Since then, American-Sudanese relations have steadily soured. The conflict in Darfur, a vast desert region of western Sudan, was a low point. After rebels in Darfur staged an uprising in 2003, Sudanese security services and their militia allies slaughtered tens of thousands of civilians, leading to condemnation around the world, genocide charges at the International Criminal Court against Sudan’s president, Omar Hassan al-Bashir, and a new round of American sanctions.
American officials said Thursday that the American demand that Mr. Bashir be held accountable had not changed. Neither has Sudan’s status as one of the few countries, along with Iran and Syria, that remain on the American government’s list of state sponsors of terrorism.
Sales of military equipment will still be prohibited, and some Sudanese militia and rebel leaders will still face sanctions.

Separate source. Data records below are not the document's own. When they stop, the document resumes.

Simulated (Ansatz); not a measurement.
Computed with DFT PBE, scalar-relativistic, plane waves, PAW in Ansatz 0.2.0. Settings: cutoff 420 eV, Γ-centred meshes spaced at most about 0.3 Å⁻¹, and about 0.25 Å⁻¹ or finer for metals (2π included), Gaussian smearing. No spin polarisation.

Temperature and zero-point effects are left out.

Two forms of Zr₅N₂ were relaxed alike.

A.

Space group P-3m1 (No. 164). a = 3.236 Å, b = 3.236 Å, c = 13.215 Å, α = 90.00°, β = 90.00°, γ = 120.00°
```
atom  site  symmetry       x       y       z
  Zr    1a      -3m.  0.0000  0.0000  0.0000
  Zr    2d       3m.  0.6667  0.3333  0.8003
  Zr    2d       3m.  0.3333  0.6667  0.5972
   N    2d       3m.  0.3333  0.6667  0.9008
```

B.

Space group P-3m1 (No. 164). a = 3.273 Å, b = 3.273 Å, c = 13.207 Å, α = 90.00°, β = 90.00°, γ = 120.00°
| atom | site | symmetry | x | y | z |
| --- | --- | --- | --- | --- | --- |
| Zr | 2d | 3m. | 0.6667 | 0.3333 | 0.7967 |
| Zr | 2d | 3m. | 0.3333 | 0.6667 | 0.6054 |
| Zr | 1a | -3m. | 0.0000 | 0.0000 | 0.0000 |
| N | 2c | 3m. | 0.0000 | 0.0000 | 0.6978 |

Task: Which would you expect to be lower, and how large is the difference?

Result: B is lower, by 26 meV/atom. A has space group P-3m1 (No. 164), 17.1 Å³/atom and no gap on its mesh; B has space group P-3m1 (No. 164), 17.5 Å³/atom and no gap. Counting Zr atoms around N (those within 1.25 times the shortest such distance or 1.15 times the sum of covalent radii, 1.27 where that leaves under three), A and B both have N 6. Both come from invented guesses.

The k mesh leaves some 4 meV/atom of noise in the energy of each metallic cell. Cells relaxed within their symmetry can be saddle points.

But the Obama administration is clearly trying to open a door to Sudan. There is intense discontent across the country, and its economy is imploding. American officials have argued for years that it was time to help Sudan dig itself out of the hole it had created.
Officials divulged Thursday that the Sudanese government had allowed two visits by American operatives to a restricted border area near Libya, which they cited as evidence of a new spirit of cooperation on counterterrorism efforts.
In addition to continuing violence in Darfur, several other serious conflicts are raging in southern and central Sudan, along with a civil war in newly independent South Sudan, which Sudan has been suspected of inflaming with covert arms shipments.
Eric Reeves, one of the leading American academic voices on Sudan, said he was “appalled” that the American government was lifting sanctions.
He said that Sudan’s military-dominated government continued to commit grave human rights abuses and atrocities, and he noted that just last week Sudanese security services killed more than 10 civilians in Darfur.
“There is no reason to believe the guys in charge have changed their stripes,” said Reeves, a senior fellow at the François-Xavier Bagnoud Center for Health and Human Rights at Harvard University. “These guys are the worst of the worst.”
Obama administration officials said that they had briefed President-elect Donald J. Trump’s transition team, but that they did not know if Trump would stick with a policy of warmer relations with Sudan.
They said that Sudan had a long way to go in terms of respecting human rights, but that better relations could help increase American leverage.
Reeves said he thought that the American government was being manipulated and that the Obama administration had made a “deal with the devil.”